In 2013, a proposal was announced which would effectively make the monitoring, reporting and verification of fuel usage and carbon emissions compulsory within the shipping industry. Since then, there has been a call for the proposal to include a clause stating that the industry must also work to reduce their carbon emissions.
So what does this mean for the distribution and freight forwarding industry ?
Under current regulations, the shipping industry has no legal obligations to reduce its carbon emissions, despite being responsible for a reported 3% of all global emissions (around 1 billion tonnes each year), a number which is expected to double by 2050 if nothing is done to stop it.
Three major European committees were invited to vote on the proposal, with the EP energy committee showing favourable support. With the final votes due to take place before mid-February, how would stricter control over shipping emissions affect the distributors who rely on freight forwarding?
The importance of greener industries in today’s environmentally conscious world can play a big part in the supply and distribution industry
Companies and consumers are veering towards green-friendly businesses. The warehousing and distribution industry relies heavily on shipping, with billions of tonnes worth of goods being transported globally each year. It’s a competitive business, with smaller companies outsourcing their distribution and consumer demand increasing.
An industry wide clamp down could also save a lot of money, which could in turn lower bulk shipping costs for distributors. According to research, the annual savings of reduced carbon emissions through automated fuel monitoring within the shipping industry could be in the region of €9 million.
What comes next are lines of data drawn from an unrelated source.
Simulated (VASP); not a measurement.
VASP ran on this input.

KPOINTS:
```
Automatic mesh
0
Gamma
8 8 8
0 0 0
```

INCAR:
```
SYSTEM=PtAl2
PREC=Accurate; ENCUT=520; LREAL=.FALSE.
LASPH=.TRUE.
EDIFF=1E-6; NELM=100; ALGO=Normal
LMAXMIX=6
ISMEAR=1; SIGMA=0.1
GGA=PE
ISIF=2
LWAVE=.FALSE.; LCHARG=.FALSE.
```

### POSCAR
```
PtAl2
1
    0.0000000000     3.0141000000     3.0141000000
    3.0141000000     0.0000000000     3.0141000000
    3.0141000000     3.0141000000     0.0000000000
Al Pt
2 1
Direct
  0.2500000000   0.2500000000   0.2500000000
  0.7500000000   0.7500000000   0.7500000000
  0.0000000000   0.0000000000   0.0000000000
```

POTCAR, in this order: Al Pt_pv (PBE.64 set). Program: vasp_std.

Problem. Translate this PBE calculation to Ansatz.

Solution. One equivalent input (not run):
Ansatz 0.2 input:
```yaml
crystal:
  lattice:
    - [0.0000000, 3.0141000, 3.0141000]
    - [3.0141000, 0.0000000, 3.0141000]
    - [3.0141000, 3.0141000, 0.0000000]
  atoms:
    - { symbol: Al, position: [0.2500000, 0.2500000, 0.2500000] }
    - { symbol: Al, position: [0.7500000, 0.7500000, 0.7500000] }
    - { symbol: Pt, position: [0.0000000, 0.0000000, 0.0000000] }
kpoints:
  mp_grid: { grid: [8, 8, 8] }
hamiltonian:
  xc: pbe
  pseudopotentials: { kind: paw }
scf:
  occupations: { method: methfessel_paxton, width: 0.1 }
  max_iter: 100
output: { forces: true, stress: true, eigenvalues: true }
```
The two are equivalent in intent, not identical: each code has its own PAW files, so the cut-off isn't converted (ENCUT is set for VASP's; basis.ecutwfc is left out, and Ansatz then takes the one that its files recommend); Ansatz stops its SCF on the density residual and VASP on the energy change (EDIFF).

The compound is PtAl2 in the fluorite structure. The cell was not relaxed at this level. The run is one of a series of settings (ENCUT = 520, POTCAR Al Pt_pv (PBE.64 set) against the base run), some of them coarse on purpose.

In its current state, the proposal only includes large ships with a gross tonnage of over 5,000, so distribution companies who use smaller shipping vessels would be largely unaffected, although there are those who are campaigning for the proposal to include smaller ships.
With the final voting period just a matter of weeks away, the shipping industry looks set to change the way it uses and monitors its fuel. The warehousing industry can embrace this change and use it to their advantage by lowering their overheads and encouraging environmentally conscious consumers.